I was reminded again to-day of how constant work must be the only thing that makes living possible to many of these women. We were at lunch, when suddenly the roar of the German guns cut across our talk. We rushed into the street, where a gesticulating crowd had already located the five Allied aeroplanes high above us. Little white clouds dotted the sky all about them—puffs of white smoke that marked the bursting shrapnel. Tho the guns seemed to be firing just behind our house, we believed we were quite out of danger. However, Marie ran to us quite white and with her hands over her ears. “Oh, Madame!” she cried, “the shrapnel is bursting all about the kitchen!” She had experienced it. She had told me once that her sister had died of fright three days after the war began, and I realized now that she probably had. Our picturesque LÉon slipt over to assure me that this was not a real attack, but just a visit to give us hope on the second anniversary of the beginning of the war, to tell us the Allies were thinking of us, and that we should soon be delivered. Without doubt they would drop a message of some sort.

I thought of our United States Minister and his proximity to the Luxembourg railroad station. He had several times smilingly exprest concern over that proximity.

I remembered, too, the swift answer of Monsieur ... who lives opposite the railroad station at Mons. Bombs had just been dropt on this station—one had fallen in front of his house, and when I asked if he and his wife would not consider moving he replied, “Madame, our two sons are in the trenches—should we not be ashamed to think of this as danger?”

All the while the aeroplanes were circling and the guns were booming. Then suddenly one of the aviators made a sensational drop to within a few hundred meters of the Molenbeek Station, threw his bombs, and before the guns could right themselves, regained his altitude—and all five were off, marvelously escaping the puffs of white before and behind them.

This was thrilling, till suddenly flashed the sickening realization of what it really meant. The man behind the gun was doing his utmost to kill the man in the machine. It was horrible—horrible to us.

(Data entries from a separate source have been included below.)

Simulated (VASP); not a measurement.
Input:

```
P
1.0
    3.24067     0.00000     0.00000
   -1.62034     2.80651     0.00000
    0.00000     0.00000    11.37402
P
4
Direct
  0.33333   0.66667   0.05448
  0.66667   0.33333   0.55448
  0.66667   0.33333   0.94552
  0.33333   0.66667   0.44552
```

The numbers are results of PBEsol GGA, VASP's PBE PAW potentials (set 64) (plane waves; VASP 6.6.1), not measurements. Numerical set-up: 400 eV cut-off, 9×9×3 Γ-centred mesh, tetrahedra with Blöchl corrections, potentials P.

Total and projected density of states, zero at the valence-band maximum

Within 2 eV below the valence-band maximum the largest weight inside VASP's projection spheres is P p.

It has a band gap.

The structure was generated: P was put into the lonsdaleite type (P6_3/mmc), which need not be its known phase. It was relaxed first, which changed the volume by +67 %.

But to Belgian wives and mothers what must it have been? As they looked up they cried: “Is that my boy—my husband, who has come back to his home this way? After two years, is he there? My God, can they reach him?” The only answer was the roar of the guns, the bursting shrapnel—and they covered their eyes.

I visited Madame ..., whose only son is in the flying corps, at her toy factory the following day, and realized what the experience had cost her. Her comment, however, was, “Well, now I believe I am steeled for the next.”

Madame is accomplishing one of the finest pieces of work being done in Belgium to-day. Before the war she had a considerable reputation as a painter in water colors. As suddenly as it came, she found her home emptied of sons, brothers, nephews, and she went through the common experience of trying to construct something from the chaos of those tragic days. Her first thought was of what must be done for the little nephews and nieces who were left. They must be kept happy as well as alive. And she wondered if she could not turn her painting to use in making toys for them. Often before the war when sketching in Flanders she had looked at the quaint old villages, full of beauty in color and line, and felt that each was a jewel in itself and ought, somehow, to be preserved as a whole. And suddenly she decided to try and reproduce them in toy form for children. She drew beautiful designs of the villages of Furnes and Dixmude, loving ones of churches that had already been destroyed. She secured wood, began carving her houses, trees, furniture—then arranged her villages, drawing the patterns for the children to build from. Needless to say the nieces and nephews were enchanted; and she worked ahead on other villages for other children.

Not very long after this she visited the Queen’s ambulance in the palace at Brussels, and as she talked with the wounded Belgian soldiers, the thought of the hopeless future of the mutilated ones tormented her. It suddenly flashed over her that they might be given hope, if they could be taught to make her beloved toys. She was allowed to bring in models—the soldiers were interested at once—the authorities gave her permission to teach them.

Later she secured a building in Brussels—her sister-in-law and others of her family came to help. They wisely laid in a good supply of beechwood in advance, got their paints and other materials ready, and began to work with a handful of soldiers. She soon needed machines for cutting the wood, and then found that no matter how thoroughly healed, a man who has been terribly wounded, the equilibrium of whose body had been destroyed by the loss of an arm or leg, or both, could not soon be trusted with a dangerous machine—and she had to engage a few expert workmen for this department. Girls begged to be taken in, and she added nine to her fifty soldiers—one of them a pretty, black-haired refugee from the north of France. The thick book with all the addresses of applicants for work who have had to be refused, is a mute evidence of the saddest part of this whole situation—the lack of work for those who beg to be kept off the soup-lines.

The fortunate ones are paid by piece-work, but always the directors try to arrange that each man shall be able to earn about 2½ francs a day.

Madame is not merely accomplishing a present palliative, but aiming at making men self-respecting, useful members of the State for their own and their country’s good.